The Burleigh Line

I’M calling it the Burleigh Line.

The border between the haves and the have-nots on the Gold Coast.

The spot where the money for transport, street-scaping, infrastructure and even police seems to run out.


It’s like being the youngest child in a large family – by the time the hand-me-downs get to you they are worn out or you get a cheap substitute.

And there are never any photos.

The Council recently surveyed Gold Coast businesses and residents to find out what their funding priorities were for the city budget.

Apparently, and not surprisingly, the vast majority of respondents were southern Gold Coasters.

Poor cousins to the trendy centres of Surfers Paradise and Broadbeach to the north, they felt that even when infrastructure, such as bus stops, was upgraded it was done on the cheap and looked ugly.

Despite being home to an international airport and the gateway to the Gold Coast, an extension of the light and heavy rail is as likely as the Socceroos winning a World Cup.

Chambers of Commerce on the southern end now plan to lobby Mayor Tom Tate for more funding and attention.

As representatives of businesses they want and need resources to keep the jobs and dollars rolling in.

But I suspect a lot of people actually prefer the retro feel and slightly isolated stretch to the border.

In fact, some – ok, that would be me – might say the southern end of the coast is the best part of the coast because it has not been over-commercialised or made up like a pig with lipstick on.

As you leave Burleigh and sweep around the bend towards Tallebudgera you can actually feel a change in atmosphere.

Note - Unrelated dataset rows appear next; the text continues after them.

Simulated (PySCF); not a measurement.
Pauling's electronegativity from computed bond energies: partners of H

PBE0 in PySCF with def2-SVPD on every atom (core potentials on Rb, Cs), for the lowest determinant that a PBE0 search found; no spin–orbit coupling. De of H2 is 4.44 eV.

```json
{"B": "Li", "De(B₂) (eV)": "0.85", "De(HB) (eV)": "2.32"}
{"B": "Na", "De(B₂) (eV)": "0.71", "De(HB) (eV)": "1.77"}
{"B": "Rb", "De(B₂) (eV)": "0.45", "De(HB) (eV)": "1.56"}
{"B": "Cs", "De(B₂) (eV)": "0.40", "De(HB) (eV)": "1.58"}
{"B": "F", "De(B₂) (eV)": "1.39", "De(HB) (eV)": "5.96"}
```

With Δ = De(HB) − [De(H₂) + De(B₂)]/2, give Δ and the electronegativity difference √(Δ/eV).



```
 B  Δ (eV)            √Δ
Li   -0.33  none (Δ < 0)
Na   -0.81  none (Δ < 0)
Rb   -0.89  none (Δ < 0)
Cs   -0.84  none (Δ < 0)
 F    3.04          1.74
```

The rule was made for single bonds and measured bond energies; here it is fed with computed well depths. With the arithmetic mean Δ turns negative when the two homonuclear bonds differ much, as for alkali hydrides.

It’s like the old Gold Coast many of us experienced growing up – without nose-to-tail high rises and nightclubs and expensive restaurants and tacky souvenir shops.

Locals have not been entirely priced out of the beach side of the highway yet and the beaches are still relatively uncrowded.

Yes, I know it won’t stay like that forever.

The development of expensive high rise ghettos will eventually spread down there like a seething, seeping rash.

So we should enjoy it while we can – although a nice bus stop and a few plants wouldn’t hurt.